A warning: cutting down on your time online will be extremely difficult, but it is possible. Fighting off the cycle of digital distractions is still an ongoing process for me — it’s my job to be online at least 8 hours a day — but after years of false starts, my goal of cutting down on internet usage was launched properly when I learned of the concept of neuroplasticity, or how the very structure of our brains change with each new habit or routine. For a long time I believed that adults aren’t capable of learning new things, that the habits we learn when we’re young stay forever. But science says that’s just not true. Yes, that means that being on the internet all day has altered not just how we learn, but the organ that does the learning. But here’s the critical point: it’s possible, with hard work, to literally rewire our brains.
The second thing that pushed me to airplane mode is the realization that the internet is designed to keep us addicted. That’s the only way companies like Facebook, Twitter, and Instagram can turn a profit. A recent report in The Guardian interviewed programmers behind some of the tricks social media platforms use to keep us hooked including Justin Rosenstein, creator of Facebook’s “Like” function, and Loren Brichter, designer behind the “pull down to refresh” function that’s become second nature when using smartphones. Both men expressed concern and even regret for their legacies, which keep people attached to social media. “All of our minds can be hijacked,” said Tristan Harris, former Google employee and current tech industry critic. “Our choices are not as free as we think they are.”
Here are some potential paths to more "free" time.
The Shallows: What the Internet Is Doing to Our Brains by Nicholas G. Carr
The book you should relearn how to read with.

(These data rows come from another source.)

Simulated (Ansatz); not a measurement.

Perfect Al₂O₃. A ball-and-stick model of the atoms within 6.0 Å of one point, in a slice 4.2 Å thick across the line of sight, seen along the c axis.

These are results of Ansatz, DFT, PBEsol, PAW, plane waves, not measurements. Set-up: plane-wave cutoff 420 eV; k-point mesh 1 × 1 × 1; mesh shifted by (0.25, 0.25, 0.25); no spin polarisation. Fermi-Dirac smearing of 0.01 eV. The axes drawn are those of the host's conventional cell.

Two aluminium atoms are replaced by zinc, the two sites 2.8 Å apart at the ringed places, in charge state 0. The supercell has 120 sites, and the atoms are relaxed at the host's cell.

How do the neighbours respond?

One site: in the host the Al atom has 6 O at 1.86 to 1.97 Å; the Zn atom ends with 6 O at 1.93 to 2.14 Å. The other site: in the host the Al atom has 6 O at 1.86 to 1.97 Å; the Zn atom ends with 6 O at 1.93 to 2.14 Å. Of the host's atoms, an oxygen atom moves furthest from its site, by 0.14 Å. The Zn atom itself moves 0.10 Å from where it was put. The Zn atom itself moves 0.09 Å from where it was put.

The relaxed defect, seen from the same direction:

Having goals for how you want to spend your internet-less time is important, but I’d wager that achieving them is far more difficult without an education on what spending time online does to your brain. This book was nominated for the Pulitzer Prize in Non-Fiction in 2011, and introduced me to neuroplasticity. It’s an intriguing and meticulously researched expansion of Carr’s 2008 Atlantic cover story. Perhaps most importantly, it’s highly readable, which is important if your brain has trouble focussing on anything that’s longer than a tweet.
Fidget Cube by Antsy Labs
A screenless thing for you to hold.
Nothing legal and nonsexual will replace the sweet, sweet endorphin brain bath you receive the moment you take your phone out of your pocket, to be greeted by a friend texting you “lol.” The Fidget Cube might be the Buffalo tofu dipper to your iPhone’s Wingstop, but it’ll get your attention, and that’s a start.
Hack your habits.
Freedom is one of many apps that allow the user to allocate themselves a fixed amount of time on certain websites every day — once it expires you’re blocked out. However, Freedom also allows you to block certain apps on your phone as well as your computer.
Playstation 4 Slim 1TB
Live your life.
Now, just get a hobby to replace all the time you spent fruitlessly staring at a screen. This is mine.